Sometimes I feel like whatever I do is never good enough. I somehow disappoint someone in my life and that is a really hard for me to deal with. I am a people pleaser and I want to make everyone happy including myself. But for some reason when I am making myself happy, I am letting someone else down or at least thats how it makes me feel.
I understand when you are in a relationship you have to worry about someone else's needs, wants, desires, and feelings. And for successful relationships/marriages there needs to be communication on both sides and it needs to be open freely. But what happens when the other person's needs are not being met but not because you do not want to fulfill them just because you physically, and emotionally cant in the state you are in? What are you supposed to do then? How do you make them understand?

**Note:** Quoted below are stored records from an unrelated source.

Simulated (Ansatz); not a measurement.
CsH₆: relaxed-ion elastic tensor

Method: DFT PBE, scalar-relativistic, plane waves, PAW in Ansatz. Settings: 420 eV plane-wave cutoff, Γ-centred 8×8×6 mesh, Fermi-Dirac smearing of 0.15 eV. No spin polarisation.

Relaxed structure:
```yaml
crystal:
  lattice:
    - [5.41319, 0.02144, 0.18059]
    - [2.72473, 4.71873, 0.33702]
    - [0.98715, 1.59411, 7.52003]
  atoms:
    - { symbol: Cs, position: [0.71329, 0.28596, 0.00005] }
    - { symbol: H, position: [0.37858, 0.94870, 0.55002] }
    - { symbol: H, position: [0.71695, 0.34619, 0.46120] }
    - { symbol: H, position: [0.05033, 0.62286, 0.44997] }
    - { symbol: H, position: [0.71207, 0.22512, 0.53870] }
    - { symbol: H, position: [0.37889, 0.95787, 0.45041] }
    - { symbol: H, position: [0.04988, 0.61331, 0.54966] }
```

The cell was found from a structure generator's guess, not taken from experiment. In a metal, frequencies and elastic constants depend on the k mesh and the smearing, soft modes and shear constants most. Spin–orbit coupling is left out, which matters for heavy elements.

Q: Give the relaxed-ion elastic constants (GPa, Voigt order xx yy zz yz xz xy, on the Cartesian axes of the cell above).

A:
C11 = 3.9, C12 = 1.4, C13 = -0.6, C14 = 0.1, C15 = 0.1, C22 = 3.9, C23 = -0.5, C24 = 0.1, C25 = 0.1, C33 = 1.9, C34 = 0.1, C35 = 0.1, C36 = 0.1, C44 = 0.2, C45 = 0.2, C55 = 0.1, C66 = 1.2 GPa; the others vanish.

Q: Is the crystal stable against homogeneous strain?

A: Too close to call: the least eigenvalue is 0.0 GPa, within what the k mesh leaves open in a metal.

I have had a failed marriage and I am so scared all my future relationship(s) are going to end that way. I know why my marriage died and could not be revived until you were blue in the face. I went to counseling to figure some things out and it was such a great learning tool. But now I feel like I am stuck between a rock and a hard place. I do not know how the other person feels in my situation because every time I try to talk about it, it does not go over too well. I usually just get the cold shoulder, or no responses at all. Which makes myself even more frustrated and makes me want to not communicate at all.
All I can say is I have been really trying and really hoping for a breakthrough. Really hoping that the other person will talk to me, and feel comfortable talking to me. I just cross my fingers and pray every night that it will not end up like my marriage.